The solution? “Instead of constant open pitches that bring out the worst in people, I establish closed collaborative teams,” he said.

Stepping Up

The ANA’s Liodice also said CMOs should take a more authoritative position to help make sense of all the unaccredited metrics. It was an issue highlighted recently by Facebook’s recent disclosure of a long-standing error in how it measures video engagement.

P&G’s Pritchard echoed Liodice’s call to action.

“Beautiful craft requires time, and we have a problem because we’re spending too much of our time on measurement versus quality. Measurement is not going to make crappy advertising better,” he said. “Our patience has run out. It’s time to insist that all media partners adopt common transparent measurement standards and accept third-party verification.”

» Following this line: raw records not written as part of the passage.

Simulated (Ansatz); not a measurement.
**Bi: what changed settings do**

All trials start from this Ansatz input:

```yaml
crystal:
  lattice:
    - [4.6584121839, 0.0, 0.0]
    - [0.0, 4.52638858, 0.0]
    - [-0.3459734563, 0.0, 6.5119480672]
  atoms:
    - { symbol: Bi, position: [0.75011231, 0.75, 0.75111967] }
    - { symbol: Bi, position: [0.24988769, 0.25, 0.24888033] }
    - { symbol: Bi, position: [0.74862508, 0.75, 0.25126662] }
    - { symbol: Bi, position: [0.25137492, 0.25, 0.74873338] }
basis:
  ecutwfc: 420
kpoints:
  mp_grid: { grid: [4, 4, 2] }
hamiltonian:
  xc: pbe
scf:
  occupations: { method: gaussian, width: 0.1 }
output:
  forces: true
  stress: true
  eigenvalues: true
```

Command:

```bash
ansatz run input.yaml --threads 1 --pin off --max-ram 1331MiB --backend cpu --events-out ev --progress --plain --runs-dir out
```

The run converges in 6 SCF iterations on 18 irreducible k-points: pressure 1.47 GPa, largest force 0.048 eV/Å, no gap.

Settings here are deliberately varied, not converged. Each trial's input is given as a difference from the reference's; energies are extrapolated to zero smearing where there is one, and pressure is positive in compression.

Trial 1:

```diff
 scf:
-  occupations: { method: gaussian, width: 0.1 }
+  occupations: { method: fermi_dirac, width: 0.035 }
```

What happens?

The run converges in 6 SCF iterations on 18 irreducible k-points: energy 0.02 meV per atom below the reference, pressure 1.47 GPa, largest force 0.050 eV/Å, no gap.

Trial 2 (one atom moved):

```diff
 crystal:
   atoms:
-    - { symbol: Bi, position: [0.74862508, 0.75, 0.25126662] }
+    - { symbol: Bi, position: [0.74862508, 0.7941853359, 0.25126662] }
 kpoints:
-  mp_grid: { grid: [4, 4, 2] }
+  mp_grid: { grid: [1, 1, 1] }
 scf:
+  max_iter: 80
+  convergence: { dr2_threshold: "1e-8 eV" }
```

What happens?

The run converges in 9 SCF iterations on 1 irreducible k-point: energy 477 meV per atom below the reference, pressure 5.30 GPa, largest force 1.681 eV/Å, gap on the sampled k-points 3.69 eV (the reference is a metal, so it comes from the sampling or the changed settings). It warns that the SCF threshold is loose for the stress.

Deborah Wahl, US CMO at McDonald’s, drew a connection between the expansion of first-party data use and the need for greater leadership from CMOs on supply chain issues.

By harnessing data from its own channels – app, web, email, Wi-Fi – to build consumer profiles, Wahl said McDonald’s has seen significant performance improvements as much as five times higher than its campaign average.

“But you have to build the whole ecosystem to get it,” she said. “Transparency in the digital media supply chain is going to be critical in the future. [Data collection] guides us to more relevance, value and, ultimately, sales. So that’s how the ecosystem starts creating more value, but it has to change in the way that we act together.”